It will be seen, on reference to the measurements I shall give in treating of the smaller species, that the sexes differ very much in size, the female, as is always the case with members of this family, being the larger bird. The fact that a male of the present species (of which the sex was carefully ascertained by Dr. Haast) was actually larger than the female of H. brunnea appeared to me sufficient of itself to warrant a specific separation. Having, however, brought with me to England good examples of both forms for illustration in my former edition, I compared them with the fine series of specimens in the British Museum (about twenty in number) and with Forster’s original drawings, and came to the conclusion that there were in reality two distinct species, closely resembling each other in plumage in both the young and adult states, but differing appreciably in size. In this examination I was kindly assisted by Mr. J. H. Gurney, an ornithologist who, as is well known, has made Birds of Prey his special study; and as he entirely concurred in the conclusion arrived at, I felt that I could publish it with some degree of confidence.

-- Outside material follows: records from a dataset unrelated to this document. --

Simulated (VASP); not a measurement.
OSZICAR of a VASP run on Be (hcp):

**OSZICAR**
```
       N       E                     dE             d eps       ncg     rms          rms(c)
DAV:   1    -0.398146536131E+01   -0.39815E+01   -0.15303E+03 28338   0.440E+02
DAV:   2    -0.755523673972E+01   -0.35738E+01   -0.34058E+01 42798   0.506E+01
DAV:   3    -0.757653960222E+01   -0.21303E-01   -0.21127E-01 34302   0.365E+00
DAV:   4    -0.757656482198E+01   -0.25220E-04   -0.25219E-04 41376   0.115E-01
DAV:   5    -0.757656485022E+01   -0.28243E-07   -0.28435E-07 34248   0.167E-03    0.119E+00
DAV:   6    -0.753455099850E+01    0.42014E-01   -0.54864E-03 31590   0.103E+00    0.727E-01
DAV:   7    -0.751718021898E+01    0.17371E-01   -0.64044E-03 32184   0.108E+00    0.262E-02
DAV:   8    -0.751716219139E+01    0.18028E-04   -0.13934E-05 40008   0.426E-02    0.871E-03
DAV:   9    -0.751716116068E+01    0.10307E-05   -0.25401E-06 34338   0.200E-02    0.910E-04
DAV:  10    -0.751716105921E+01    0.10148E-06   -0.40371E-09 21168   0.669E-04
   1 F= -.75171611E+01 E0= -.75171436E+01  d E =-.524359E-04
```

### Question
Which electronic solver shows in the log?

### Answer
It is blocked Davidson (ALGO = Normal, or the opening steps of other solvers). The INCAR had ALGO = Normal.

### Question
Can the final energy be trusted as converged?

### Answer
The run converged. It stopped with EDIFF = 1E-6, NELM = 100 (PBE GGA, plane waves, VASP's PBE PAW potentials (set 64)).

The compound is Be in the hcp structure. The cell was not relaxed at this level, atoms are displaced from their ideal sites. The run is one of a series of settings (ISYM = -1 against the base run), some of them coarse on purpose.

Mr. Sharpe afterwards pointed out (Ibis, 1873, p. 327) that the name of Falco brunneus of Gould had been preoccupied by Bechstein, who thus called the common Kestrel of Europe, and that consequently our small bird, if allowed to be distinct from H. novæ zealandiæ, must bear another title. He considers that this should be Hieracidea australis (Homb. & Jacq.); but it seems to me that this is only a synonym of the older species and that the right name to fall back upon for the former is Falco ferox of Peale. In his official catalogue of the Accipitres in the British Museum, under the generic name of Harpa, he not only gives H. australis the precedence, but commits (as I venture to think) the further error of making it a “subspecies,” or constant variety, of H. novæ zealandiæ. The two birds are either specifically distinct or they belong to one and the same species.
Professor Hutton contributed to ‘The Ibis’ for October 1879 a table of measurements for the purpose of showing that there existed only one species; but in my reply to that paper (Ibis, 1881, p. 453) I pointed out that his argument was quite inconclusive, inasmuch as “his ♂ specimen B gives a wing-measurement only ·25 of an inch longer than that assigned by me to the female of the smaller species.”
* Vide Trans. N.-Z. Instit. vol. i. p. 106 (1868).
Since that time the question has received much attention at the hands of local ornithologists; and although there may be still some difference of opinion as to the propriety of keeping the birds distinct, nearly all the subsequent evidence is in support of my contention.
Apart from the manifest difference in size already mentioned, the Quail-Hawk may be distinguished from the smaller species by the colour of the irides, which become yellow in the fully adult bird, whereas in Harpa ferox they are dark brown.
This larger form is seldom if ever met with in the North Island, where the other is comparatively plentiful. The only specimen ever obtained by me there was shot in the Kaipara district, more than five-and-twenty years ago, and this is preserved in my old type-collection in the Colonial Museum. It is met with in suitable localities all over the South Island.
Its food consists of birds, rats, mice, lizards, and the larger kinds of insects. It often takes its prey on the wing, swooping down on its terrified quarry with the rapidity of an arrow. It never feeds on carrion or offal.
I have been informed by a credible eye-witness that on one occasion a Quail-Hawk swooped down upon a man who was carrying a dead Pigeon, and, striking the bird forcibly out of his hands, retired to its station in a puriri tree to wait the course of events. It unfortunately fell a victim to its intrepidity, as it was instantly shot.
The late Sir J. von Haast, who always believed in the existence of two species, stated that their habits differ in the manner of taking their prey; and his collector, the late Mr. Fuller, assured me that he had invariably found the large birds paired together in the plains, and the small ones in the bush.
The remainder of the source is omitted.